Can a RAM-less computer run?
 
Mind you, when I ask this question, I'm not talking about a general purpose computer. But I am talking about a general purpose cpu.

Basically I'm wondering if it's possible to boot a cpu and, without having any RAM, and without thrashing the hard drive or flash drive, have it do useful work. In my head I have a mental vision of a cd that boots into truly bare-bone Linux and runs distributed.net stuff, but you can come up with your own idea if you want.

axn 2012-11-20 03:11

No.

jasong 2012-11-20 03:34

[QUOTE=axn;319008]No.[/QUOTE]
Care to explain why not?

cheesehead 2012-11-20 04:33

When your RAM-less computer adds 1 and 2 to get 3, from where is it going to get the 1 and the 2 if there's no RAM?

LaurV 2012-11-20 04:35

Depends how you define RAM. Turing machines (for example) have no RAM (in the classical definition, as memory with a random access). There are also a couple of Markov algorithms which can do a lot of useful things without storing any temporary variables/values.

edit: @cheesehead, crosspost: that is a bad example, you need no ram for it, those are inputs and outputs only, no need to store anything.

cheesehead 2012-11-20 04:38

[QUOTE=LaurV;319014]Depends how you define RAM. Turing machines (for example) have no RAM (in the classical definition, as memory with a random access).[/QUOTE]So, the RAM-less computer is going to have that little tape on which the Turing CPU writes and reads marks (which isn't RAM because its access is sequential-only)?

[quote]There are also a couple of Markov algorithms which can do a lot of useful things without storing any temporary variables/values.[/quote]Not really "general-purpose", though.

axn 2012-11-20 05:29

[QUOTE=jasong;319012]Care to explain why not?[/QUOTE]

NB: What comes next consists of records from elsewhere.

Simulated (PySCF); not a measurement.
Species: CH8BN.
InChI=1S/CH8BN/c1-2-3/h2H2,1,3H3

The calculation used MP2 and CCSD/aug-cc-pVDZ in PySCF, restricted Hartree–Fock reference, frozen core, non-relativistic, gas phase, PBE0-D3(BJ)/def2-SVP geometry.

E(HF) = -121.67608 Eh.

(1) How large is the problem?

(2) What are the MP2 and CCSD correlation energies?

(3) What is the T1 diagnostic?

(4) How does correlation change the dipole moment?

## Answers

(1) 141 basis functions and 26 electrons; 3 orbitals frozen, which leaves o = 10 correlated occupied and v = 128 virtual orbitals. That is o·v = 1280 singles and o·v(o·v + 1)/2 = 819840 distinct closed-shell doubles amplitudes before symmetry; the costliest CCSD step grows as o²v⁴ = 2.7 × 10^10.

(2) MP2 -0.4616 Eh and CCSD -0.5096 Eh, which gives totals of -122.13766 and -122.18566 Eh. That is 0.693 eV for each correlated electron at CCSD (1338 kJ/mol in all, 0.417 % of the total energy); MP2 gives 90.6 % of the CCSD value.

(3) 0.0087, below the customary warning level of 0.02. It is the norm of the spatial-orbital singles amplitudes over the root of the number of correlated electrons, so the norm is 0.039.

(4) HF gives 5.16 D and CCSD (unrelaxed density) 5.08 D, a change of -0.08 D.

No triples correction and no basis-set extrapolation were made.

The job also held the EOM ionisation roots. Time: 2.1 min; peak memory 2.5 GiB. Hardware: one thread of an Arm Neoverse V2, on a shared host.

[QUOTE=LaurV;319014]edit: @cheesehead, crosspost: that is a bad example, you need no ram for it, those are inputs and outputs only, no need to store anything.[/QUOTE]

The CPU reads an instruction from RAM**, decodes it and executes it. For the execution, it needs to read input(s) and write output(s). For many instructions, the input and output can be from registers -- no RAM yet. But eventually, some of it must come from/go to RAM for it to be useful.

When loading and executing a program from CD, it has to be first loaded into RAM -- the CPU does not know how to execute things from peripherals.

Without RAM, today's general purpose CPU cannot work. Period. End of.

**Initial boot code actually comes from ROM.

Dubslow 2012-11-20 05:34

[QUOTE=axn;319021]The CPU reads an instruction from RAM**, decodes it and executes it. For the execution, it needs to read input(s) and write output(s). For many instructions, the input and output can be from registers -- no RAM yet. But eventually, some of it must come from/go to RAM for it to be useful.

When loading and executing a program from CD, it has to be first loaded into RAM -- the CPU does not know how to execute things from peripherals.

Without RAM, today's general purpose CPU cannot work. Period. End of.

**Initial boot code actually comes from ROM.[/QUOTE]

What about the cache though? In my desktop, there's 8MB of L3 cache.

(I'm guessing that even if you had an OS that could run cache-only, something in the hardware of the motherboard and/or CPU requires RAM...)

PS @jason even if the software and hardware allowed it, you couldn't really do anything useful; even a current LL test would take up the entire 8 MB that I mention above.

axn 2012-11-20 05:43

[QUOTE=Dubslow;319023]What about the cache though? In my desktop, there's 8MB of L3 cache.
[/QUOTE]
Cache is, by definition, not visible to software. i.e., no way for software to specify to read/write data to cache (instead of RAM). Any data in cache must eventually come from/go to RAM.

cheesehead 2012-11-20 05:54

[QUOTE=LaurV;319014]
edit: @cheesehead, crosspost: that is a bad example, you need no ram for it, those are inputs and outputs only, no need to store anything.[/QUOTE]No need to store anything?

From where, exactly, are you pulling the "1" and "2" values (you do realize that those are just stand-ins for actual data values, don't you -- that this isn't intended to be literally 1+2=3 with no variation in data values?) and to where, exactly, are you putting the "3" result so that it can be useful?

Would it be clearer if I'd used "addend[sub]1[/sub]", "addend[sub]2[/sub]" and "sum"?

aketilander 2012-11-20 07:14

Depends how you pose the question. If the question is: "Is there a simple way to ...?" The answer is no. If the question is more like a theoretical question, "Would it be possible ...?" I am not sure, but it would involve to write a new BIOS and a new OS, then you might use the GPU and the memory on the Graphic card or maybe remotely on another computer so why would you like to do something as complicated as that when RAM is so cheap, but I don't really think that would work either since if I remember it rightly there is a part of the BIOS which is imprinted in the hardware, at least in the old days it used to be only hardware. Nowadays I think the BIOS is EEPROM but I think there are limitations of what you can do.